First you cleanse the vessel; then you pour the wine. Jesus' whole work, of word and deed, of death and new life, was aimed at making his people clean, clean through and through, sparkling and fresh and ready to be filled. That work was already going on in his ministry, and was completed in his glorification on the cross. And the work of the cross was not undertaken simply so that we could be forgiven from our sins, though God knows that has to happen. Our lives are so full of spider's webs, dusty and tangled and dirty with dead flies, that to ask for God's Spirit to be poured out within us in that state is to ask God to perform a nonsense. The work of the cross was accomplished not just to bring us back from a massive moral overdraft to point zero, no debts but no credits either. Jesus died on the cross so that, by cleansing us from top to bottom, he might make us fit and ready to receive his own life, the pure, fine, sparkling wine of his powerful love, poured out at last into a vessel made fit to receive it. The Spirit was not yet, because Jesus was not yet glorified, but now, with Good Friday and Easter behind us but with their effects powerfully present within and around us, we celebrate the pouring out of that new wine into vessels that are ready and waiting for it.
Change the image. John's gospel is, at one level, all about the Temple. And one of the key tasks which the long-awaited Messiah was supposed to perform was to cleanse the Temple so that Israel's God, who had abandoned the Temple at the time of the Exile, might at last return and dwell there for ever. But with Jesus there comes a dramatic twist in the plot. No longer are we talking about the physical Temple. Jesus goes there again and again and each time he causes trouble by doing and saying things which imply that the old Temple in Jerusalem is just a signpost to something else, to a greater reality, to God's desire to live not just in a building of bricks and mortar but in the hearts and lives of living human beings. Jesus himself is the true Temple, but this is so that Jesus' followers in turn may be cleansed to be extensions of that Temple. Imagine a sequence of three Russian dolls, sitting silently on a shelf. Nobody realises that the one at the very heart is actually alive. One day, at the centre of the stack, she begins to look around herself. She calls to the doll who surrounds her, and she comes to life. Then that one, looking around her, calls to the largest one, and she comes to life too. So it is with Jesus. He is the true Temple, at the very centre of Israel, of creation, of the entire story of the human race. He calls to his followers, who have no life in themselves, and they come to life with him, with his life inside them. But it doesn't stop there. They now have to call to the wider world, the world which needs to know the new life which is already present at its heart. The Temple in Jerusalem was a signpost to Jesus as the true Temple; but Jesus then calls his followers to become Temples themselves, cleansed and made fit for his life to flood through them. And the point of that, in turn, is that we are filled with the Spirit not for our own sakes but for the sake of Jesus' mission in the wider world.

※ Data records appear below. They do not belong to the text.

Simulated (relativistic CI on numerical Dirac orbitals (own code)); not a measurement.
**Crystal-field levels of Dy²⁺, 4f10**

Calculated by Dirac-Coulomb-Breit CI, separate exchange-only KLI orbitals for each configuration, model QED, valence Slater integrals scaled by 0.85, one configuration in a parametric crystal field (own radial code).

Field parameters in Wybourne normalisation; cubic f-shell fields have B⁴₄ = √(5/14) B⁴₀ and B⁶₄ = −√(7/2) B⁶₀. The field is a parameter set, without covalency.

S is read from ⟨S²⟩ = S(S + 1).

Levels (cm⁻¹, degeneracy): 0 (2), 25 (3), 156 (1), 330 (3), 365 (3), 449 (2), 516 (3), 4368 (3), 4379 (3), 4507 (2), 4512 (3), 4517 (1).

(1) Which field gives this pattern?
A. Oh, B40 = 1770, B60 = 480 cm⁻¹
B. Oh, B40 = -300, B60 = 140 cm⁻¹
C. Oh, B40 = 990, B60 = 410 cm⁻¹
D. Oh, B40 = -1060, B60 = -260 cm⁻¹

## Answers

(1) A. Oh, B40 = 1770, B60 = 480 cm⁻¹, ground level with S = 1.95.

High up in the Northumberland hills is a wonderful lake which some of you will know. Actually, I remember the time before that lake existed. It's in Kielder Forest, and Kielder used to be a little village, near the end of the road up from Bellingham. But then they built the dam, and the streams from the southern Cheviots began to collect, and the old village, whose inhabitants had been moved out to Hexham and Rothbury and places like that, began to fill up with water. And now there is a magnificent lake, Kielder Water, and it's a splendid country attraction, with walks and wildlife and boating and fun for all the family. And if you didn't know, you might suppose that all the effort had gone into it simply for the purpose of creating a tourist attraction up there in the back of beyond. But of course that wasn't the point of it at all. The boating and wildlife and all the other features of Kielder Water are simply a spin-off from the main reason, the hard-headed reason, why they went to such trouble to move people out and flood the place with water. They were collecting water that would otherwise have gone down into the North Tyne valley so that it could go somewhere else instead: to the massive industrial complex on Teesside, which wasn't apparently getting enough water from the North York Moors and so needed help from its northern cousins. The lake is created not because of the fun you can have sailing on it but so that water can flow out from it to the people who need it most.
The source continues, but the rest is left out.